Question

Picture a cart with an inclined top surface (see diagram). Assume \[\theta ={{30}^{0}}\]. At what rate must the cart accelerate to the slide to keep a frictionless block on it from sliding off (in \[m{{s}^{-2}}\])?

A) 4.9
B) 5.7
C) 8.5
D) 17.0

Answer 1

Hint: We need to understand the relation of the acceleration that will be acting on the cart which can keep a box without sliding down the frictionless contact between the cart and the block. We can relate the gravitational force and the external force.
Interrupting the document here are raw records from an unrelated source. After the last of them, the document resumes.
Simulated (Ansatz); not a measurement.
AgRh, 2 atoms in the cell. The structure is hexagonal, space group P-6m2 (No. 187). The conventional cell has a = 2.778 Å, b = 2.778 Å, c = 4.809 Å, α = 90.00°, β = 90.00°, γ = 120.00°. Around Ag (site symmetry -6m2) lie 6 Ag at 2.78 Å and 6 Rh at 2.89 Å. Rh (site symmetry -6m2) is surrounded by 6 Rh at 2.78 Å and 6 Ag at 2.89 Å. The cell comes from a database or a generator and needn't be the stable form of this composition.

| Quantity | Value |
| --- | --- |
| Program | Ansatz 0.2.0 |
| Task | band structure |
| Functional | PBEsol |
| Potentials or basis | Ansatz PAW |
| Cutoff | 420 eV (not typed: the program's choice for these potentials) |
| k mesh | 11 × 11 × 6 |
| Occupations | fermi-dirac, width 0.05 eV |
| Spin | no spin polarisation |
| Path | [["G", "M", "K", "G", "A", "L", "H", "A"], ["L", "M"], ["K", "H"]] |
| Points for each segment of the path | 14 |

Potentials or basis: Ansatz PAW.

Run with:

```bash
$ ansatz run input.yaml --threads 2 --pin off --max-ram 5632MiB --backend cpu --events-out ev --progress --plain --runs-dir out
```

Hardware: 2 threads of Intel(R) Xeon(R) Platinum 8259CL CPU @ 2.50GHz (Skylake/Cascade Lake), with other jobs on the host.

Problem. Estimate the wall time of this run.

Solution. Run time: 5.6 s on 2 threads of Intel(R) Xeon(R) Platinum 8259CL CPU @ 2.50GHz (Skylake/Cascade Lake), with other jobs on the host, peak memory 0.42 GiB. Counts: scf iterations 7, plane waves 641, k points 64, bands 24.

Complete step-by-step solution
We are given a situation in which a cart with an inclined top surface is accelerating in a direction with a box kept on the inclined plane. The contact between the box and the cart is such that there exists no friction between the two surfaces. So, we can understand that for the box not to be sliding down the plane, there should be acceleration along the horizontal.

We know that for a body undergoing acceleration, a force will be acting on it. Also, the gravitational force acts along the vertical direction of the system. We can resolve the components of both the forces and equate the horizontal components to get the required acceleration.
i.e.,
\[\begin{align}
  & {{F}_{g}}\sin \theta ={{F}_{e}}\cos \theta \\
 & \Rightarrow mg\sin \theta =ma\cos \theta \\
 & \Rightarrow g\sin {{30}^{0}}=a\cos {{30}^{0}} \\
 & \Rightarrow (9.8)\dfrac{1}{2}=a(\dfrac{\sqrt{3}}{2}) \\
 & \therefore a=5.66m{{s}^{-2}} \\
\end{align}\]
The acceleration produced by the cart so that the box placed on its inclined plane will be at rest without sliding is at 5.7 \[m{{s}^{-2}}\].
This is the required solution.
The correct answer is option B.

Note: The external force acting on the body is completely balancing the box on the inclined surface. In practical situations, the frictional force between the cart and the box is necessary to keep the box from sliding depending on the angle of inclination.